Named for the North American spider Latrodectus mactans, it was an all-metal, twin-engine, twin-boom design armed with four forward-firing 20 mm (.79 in) Hispano M2 autocannon in the lower fuselage, and four .50 in (12.7 mm) M2 Browning machine guns in a dorsal gun turret. Developed during the war, the first test flight was made on May 26, 1942, with the first production aircraft rolling off the assembly line in October 1943.
Although not produced in the large numbers of its contemporaries, the Black Widow was operated effectively as a night fighter by United States Army Air Forces squadrons in the European Theater, Pacific Theater, China Burma India Theater, and Mediterranean Theater during World War II. It replaced earlier British-designed night-fighter aircraft that had been updated to incorporate radar when it became available.
After the war, the P-61 was redesignated as the F-61 and served in the United States Air Force as a long-range, all-weather, day/night interceptor for Air Defense Command until 1948, and for the Fifth Air Force until 1950. The last aircraft was retired from government service in 1954.
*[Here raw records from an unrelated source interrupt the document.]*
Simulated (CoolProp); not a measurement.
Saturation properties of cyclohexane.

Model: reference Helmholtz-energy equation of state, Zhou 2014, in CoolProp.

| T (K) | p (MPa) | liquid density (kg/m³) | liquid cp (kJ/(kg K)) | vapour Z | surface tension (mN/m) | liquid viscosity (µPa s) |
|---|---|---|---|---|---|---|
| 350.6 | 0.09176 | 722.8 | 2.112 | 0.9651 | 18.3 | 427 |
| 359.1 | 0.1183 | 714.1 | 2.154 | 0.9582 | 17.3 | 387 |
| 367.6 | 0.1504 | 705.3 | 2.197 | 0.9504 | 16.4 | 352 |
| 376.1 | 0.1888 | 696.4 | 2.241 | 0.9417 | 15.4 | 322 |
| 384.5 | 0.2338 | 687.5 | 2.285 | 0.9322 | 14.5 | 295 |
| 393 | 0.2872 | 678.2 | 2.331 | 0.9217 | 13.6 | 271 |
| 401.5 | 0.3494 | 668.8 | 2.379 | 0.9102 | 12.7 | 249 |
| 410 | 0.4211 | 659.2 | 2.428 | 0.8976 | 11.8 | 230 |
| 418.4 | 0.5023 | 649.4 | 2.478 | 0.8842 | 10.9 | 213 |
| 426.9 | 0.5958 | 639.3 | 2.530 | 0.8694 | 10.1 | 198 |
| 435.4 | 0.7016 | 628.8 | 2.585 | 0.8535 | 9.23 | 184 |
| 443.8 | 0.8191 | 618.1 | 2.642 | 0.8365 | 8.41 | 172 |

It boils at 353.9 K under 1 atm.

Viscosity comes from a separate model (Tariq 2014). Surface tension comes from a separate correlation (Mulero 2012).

On the night of 14 August 1945, a P-61B of the 548th Night Fighter Squadron named Lady in the Dark was unofficially credited with the last Allied air victory before VJ Day.[page needed] The P-61 was also modified to create the F-15 Reporter photo-reconnaissance aircraft for the United States Army Air Forces and subsequently the United States Air Force.
I have always liked the P-61. I've had a couple of the old Monogram kit in my stash for as long as I can remember, but never found the motivation to undertake the re-scribing and correcting project needed to bring that model upto speed. Along comes the Great Wall Hobby P-61.
The first boxing received some justified criticism for glaring errors. To the great credit of GWH they corrected almost all of the problems in the second boxing (the so called "glass nose" P-61A). To date GWH have not released a P-61B. Having now completed this model I would classify the quality and fit of the kit as almost equal to Hasegawa (I know right !!).
As with most aircraft models, construction begins with the cockpit. I was able to find a fair bit of reference photos of the P-61 interior and I was quite impressed with the job that GWH had done. The P-61 was designed to carry a crew of 3. The pilot and gunner were situated in the front cockpit whilst the radar/radio operator sat in the tail. Much of the work I did on the interior was really just adding more detail (oxygen hoses etc) to make it feel more busy.
Using the available reference photos my detailing work also re-arranged some of the kit provided parts to make the pilots area feel more cramped as the GWH layout feels too spacious. As I had the older Monogram kit along with just about every aftermarket detail set produced for that kit, I wanted to make use of as much of it as I could (selling it did not seem like a useful thing to do).
The completed pilots area now looks much busier than before. Nothing I have added was to correct problems with what GWH provides, it's simply to make the cockpit look more detailed (eg realistic)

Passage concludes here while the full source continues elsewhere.